Collaboration is one of the skills we need to prepare our students for. We are preparing the next generation for a world that current business leaders call VUCA. VUCA essentially means “the world is going somewhere but we don’t know where!” The acronym stands for Volatile (unexpected/unstable), Uncertainty (change is probable), Complexity (lots of interconnected parts and variables), and finally Ambiguity (unclear/unknown). Yes, this is the future, the world of VUCA. To help students become part of this world, 21st-century learning skills have been identified. For this post, I want to focus on collaboration.
The point of collaborating in the current workforce is because of the increasing complexity of the world’s problems. One person possibly cannot be an expert in everything needed to solve tomorrows problems. Collaboration helps everyone move forward, collaboration results in results. Collaboration, if done well, puts us closer to achieving our goals. Therefore, we must explicitly teach good collaboration skills.
When we are good collaborators we listen intently, consider the view of others, come up with ideas and a process for solving the problem or achieving the common goal, be able to come to a consensus and resolve conflicts along the way. These skills are all important and must be taught. One thing I want to stress is, preparing students for the 21st century and making them aware of what skills and how to develop them is not a one-day lesson but a cumulative effort.
The first skill is being able to build trust, find common ground, have empathy and be able to build good relationships with others around us. Working with others is not going to be beneficial if we do not have the basics of relationship building learned first. I think the best way to facilitate and model this is with morning meetings, but you can refer to social skills and how to work in a group anytime. During morning meeting it is a great time to work on greetings and common courtesy, manners, personal space, and communication skills such as:
- Active Listening
- Asking Questions
- Answering and expressing ideas and thoughts
- Body Language
- Agreeing/disagreeing respectfully
- Compromising & Negotiating
It is important to also learn how to work with others on a team. Understanding how each team member brings their own knowledge and skills and how together more can be achieved. Students also need to learn to be assertive without being bossy, when to lead and when to let others lead. Demonstrating empathy for their team members and working together towards a common goal.
Project & Task Management
Setting goals, creating timelines, assigning jobs, being responsible for a job, finding resources, meeting deadlines, and being flexible about it all is important as well.
Make sure to make the assignment objectives & goals clear to the student.

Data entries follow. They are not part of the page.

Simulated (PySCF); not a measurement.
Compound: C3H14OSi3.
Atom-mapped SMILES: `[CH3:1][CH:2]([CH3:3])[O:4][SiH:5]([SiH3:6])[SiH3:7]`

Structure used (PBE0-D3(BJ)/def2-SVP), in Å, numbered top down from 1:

Group size matters, ideally 4-5 people in each group.
If students are young, establish group norms as a class. Students that are older can establish the norms within their group.
If group roles need to be assigned, have students do that.
Think about using real-world issues to work on.
Have the groups focus on a problem-solving approach to work through their problem.
Watch out for dynamics in the group and make note of student’s comfort level, effort and adjust.